On 18th September, Bernhard M. Wiedemann will give a presentation in German, titled Wie reproducible builds Software sicherer machen (“How reproducible builds make software more secure”) at the Internet Security Digital Days 2020 conference.


Reproducible builds at DebConf20

There were a number of talks at the recent online-only DebConf20 conference on the topic of reproducible builds.

Holger gave a talk titled “Reproducing Bullseye in practice”, focusing on independently verifying that the binaries distributed from ftp.debian.org are made from their claimed sources. It also served as a general update on the status of reproducible builds within Debian. The video (145 MB) and slides are available.

There were also a number of other talks that involved Reproducible Builds too. For example, the Malayalam language mini-conference had a talk titled എനിയ്ക്കും ഡെബിയനില്‍ വരണം, ഞാന്‍ എന്തു് ചെയ്യണം? (“I want to join Debian, what should I do?”) presented by Praveen Arimbrathodiyil, the Clojure Packaging Team BoF session led by Elana Hashman, as well as Where is Salsa CI right now? that was on the topic of Salsa, the collaborative development server that Debian uses to provide the necessary tools for package maintainers, packaging teams and so on.

Jonathan Bustillos (Jathan) also gave a talk in Spanish titled Un camino verificable desde el origen hasta el binario (“A verifiable path from source to binary”). (Video, 88MB)


Development work

After many years of development work, the compiler for the Rust programming language now generates reproducible binary code. This generated some general discussion on Reddit on the topic of reproducibility in general.
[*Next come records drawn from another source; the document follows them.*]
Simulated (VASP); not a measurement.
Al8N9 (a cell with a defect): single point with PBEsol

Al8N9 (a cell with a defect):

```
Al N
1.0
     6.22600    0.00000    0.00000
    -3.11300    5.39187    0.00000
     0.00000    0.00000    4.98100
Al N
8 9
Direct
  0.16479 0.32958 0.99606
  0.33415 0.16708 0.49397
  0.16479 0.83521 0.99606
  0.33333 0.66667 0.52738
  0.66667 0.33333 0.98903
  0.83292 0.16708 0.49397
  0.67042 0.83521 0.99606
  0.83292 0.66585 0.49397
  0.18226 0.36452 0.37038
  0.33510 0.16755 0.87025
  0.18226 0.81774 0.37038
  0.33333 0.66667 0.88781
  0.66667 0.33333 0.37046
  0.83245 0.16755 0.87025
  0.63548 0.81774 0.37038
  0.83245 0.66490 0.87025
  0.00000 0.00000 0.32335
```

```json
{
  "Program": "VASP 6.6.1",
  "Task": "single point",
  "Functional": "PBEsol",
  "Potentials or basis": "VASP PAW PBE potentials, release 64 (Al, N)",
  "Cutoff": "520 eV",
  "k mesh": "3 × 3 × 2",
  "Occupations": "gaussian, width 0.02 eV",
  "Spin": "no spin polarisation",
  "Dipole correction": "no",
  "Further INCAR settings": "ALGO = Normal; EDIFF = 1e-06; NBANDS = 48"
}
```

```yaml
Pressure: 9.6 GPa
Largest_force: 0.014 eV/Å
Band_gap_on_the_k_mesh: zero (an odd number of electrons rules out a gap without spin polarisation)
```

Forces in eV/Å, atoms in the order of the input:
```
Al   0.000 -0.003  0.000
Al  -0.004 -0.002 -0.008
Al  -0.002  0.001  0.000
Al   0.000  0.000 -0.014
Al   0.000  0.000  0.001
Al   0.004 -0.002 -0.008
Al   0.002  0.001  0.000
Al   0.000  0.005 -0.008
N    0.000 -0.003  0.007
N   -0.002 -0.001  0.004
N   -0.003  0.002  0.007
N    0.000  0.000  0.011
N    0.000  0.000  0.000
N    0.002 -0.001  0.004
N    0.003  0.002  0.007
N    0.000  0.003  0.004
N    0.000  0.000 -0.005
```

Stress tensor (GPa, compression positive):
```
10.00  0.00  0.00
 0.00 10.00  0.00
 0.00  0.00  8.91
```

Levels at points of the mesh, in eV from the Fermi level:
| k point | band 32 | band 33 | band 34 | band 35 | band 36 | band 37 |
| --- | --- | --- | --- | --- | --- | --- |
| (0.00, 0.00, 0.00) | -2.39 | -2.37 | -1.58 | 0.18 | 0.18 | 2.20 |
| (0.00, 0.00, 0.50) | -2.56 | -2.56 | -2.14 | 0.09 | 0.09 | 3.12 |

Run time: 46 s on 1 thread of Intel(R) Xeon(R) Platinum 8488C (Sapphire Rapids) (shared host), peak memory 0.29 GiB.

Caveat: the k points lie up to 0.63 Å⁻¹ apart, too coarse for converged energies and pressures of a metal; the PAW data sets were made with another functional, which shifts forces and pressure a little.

Paul Spooren posted a ‘request for comments’ to OpenWrt’s openwrt-devel mailing list asking for clarification on when to raise the PKG_RELEASE identifier of a package. This is needed in order to successfully perform rebuilds in a reproducible builds context.

In openSUSE, Bernhard M. Wiedemann published his monthly Reproducible Builds status update.

Chris Lamb provided some comments and pointers on an upstream issue regarding the reproducibility of a Snap / SquashFS archive file. []

Debian

Holger Levsen identified that a large number of Debian .buildinfo build certificates have been “tainted” on the official Debian build servers, as these environments have files underneath the /usr/local/sbin directory []. He also filed against bug for debrebuild after spotting that it can fail to download packages from snapshot.debian.org [].

This month, several issues were uncovered (or assisted) due to the efforts of reproducible builds.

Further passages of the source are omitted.